Skip to content

Conversation

dbartol
Copy link

@dbartol dbartol commented Jun 3, 2020

Strongly suggest reviewing commit-by-commit
C# is currently broken. Will be fixed before I make this draft ready for review

Main changes

Each stage of the IR reuses the majority of the instructions from previous stages. Previously, we've been wrapping each reused old instruction in a branch of the TInstruction type for the next stage. This causes use to create roughly three times as many TInstruction objects as we actually need.

Now that IPA union types are supported in the compiler, we can share a single TInstruction IPA type across stages. We create a single TInstruction IPA type, with individual branches of this type for instructions created directly from the AST (TRawInstruction) and for instructions added by each stage of SSA construction (T*PhiInstruction, T*ChiInstruction, T*UnreachedInstruction). Each stage then defines a TStageInstruction type that is a union of all of the branches that can appear in that particular stage. The public Instruction class for each phase extends the TStageInstruction type for that stage.

The interface that each stage exposes to the pyrameterized modules in the IR is now split into three pieces:

  • The Raw module, exposed only by the original IR construction stage. This module identifies which functions have IR, which TRawInstructions exist, and which IRVariables exist.
  • The SSA module, exposed only by the two SSA construction stages. This identifiers which Phi, Chi, and Unreached instructions exist.
  • The global module, exposed by all three stages. This module has all of the predicates whose implementation is different for each stage, like gathering definitions of MemoryOperands.

Similarly, there is now a single TIRFunction IPA type that is shared across all three stages. There is a single IRFunctionBase class that exposes the stage-indepdendent predicates; the IRFunction class for each stage extends IRFunctionBase.

Most of the other changes are largely mechanical.

Subsequent changes

Now that TInstruction is shared between IR stages, several of the per-stage IR construction predicates can now be moved into the Raw interface exposed only by the initial construction of IR from the ASTs. This also removed a couple predicates that were not used previously at all.
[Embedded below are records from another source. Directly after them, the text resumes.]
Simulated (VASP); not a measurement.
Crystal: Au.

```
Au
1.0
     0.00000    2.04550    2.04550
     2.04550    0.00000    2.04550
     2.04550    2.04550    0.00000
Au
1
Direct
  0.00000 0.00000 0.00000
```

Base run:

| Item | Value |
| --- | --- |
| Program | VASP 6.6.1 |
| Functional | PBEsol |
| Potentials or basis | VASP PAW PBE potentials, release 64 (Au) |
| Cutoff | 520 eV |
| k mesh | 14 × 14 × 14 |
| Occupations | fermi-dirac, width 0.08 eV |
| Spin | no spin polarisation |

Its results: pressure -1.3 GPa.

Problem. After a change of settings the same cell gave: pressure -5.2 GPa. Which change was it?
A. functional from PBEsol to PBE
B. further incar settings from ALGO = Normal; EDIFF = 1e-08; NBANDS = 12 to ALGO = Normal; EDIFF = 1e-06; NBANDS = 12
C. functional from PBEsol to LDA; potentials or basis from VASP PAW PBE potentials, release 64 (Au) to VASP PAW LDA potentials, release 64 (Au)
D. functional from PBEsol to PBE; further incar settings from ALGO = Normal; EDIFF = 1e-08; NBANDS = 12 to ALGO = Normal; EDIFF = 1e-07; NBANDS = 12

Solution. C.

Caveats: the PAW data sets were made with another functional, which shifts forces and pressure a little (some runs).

Making these part of the IPA object identity changes the failure mode for cases where we assign multiple result types to an instruction. Previously, we would just have one instruction with two result types, but now we'd have two instructions, which breaks things worse. This change goes back to how things were before, to avoid any new surprises on real-world code with invalid ASTs or IR.

Performance tuning

The initial version of this PR slowed down RedundantNullCheckSimple.ql on Wireshark and ChakraCore by ~10%. Most of this slowdown was due to various large and expensive relations being recomputed in multiple stages (especially tuple numbering). I've forced the entire IR (all three phases) to be evaluated in the same phase, which gets back all of the lost performance plus a few percent more. I also made some small changes to ensure that the commonly-used predicates on Instruction are just trivial wrappers around cached predicates in the IR/SSA construction code.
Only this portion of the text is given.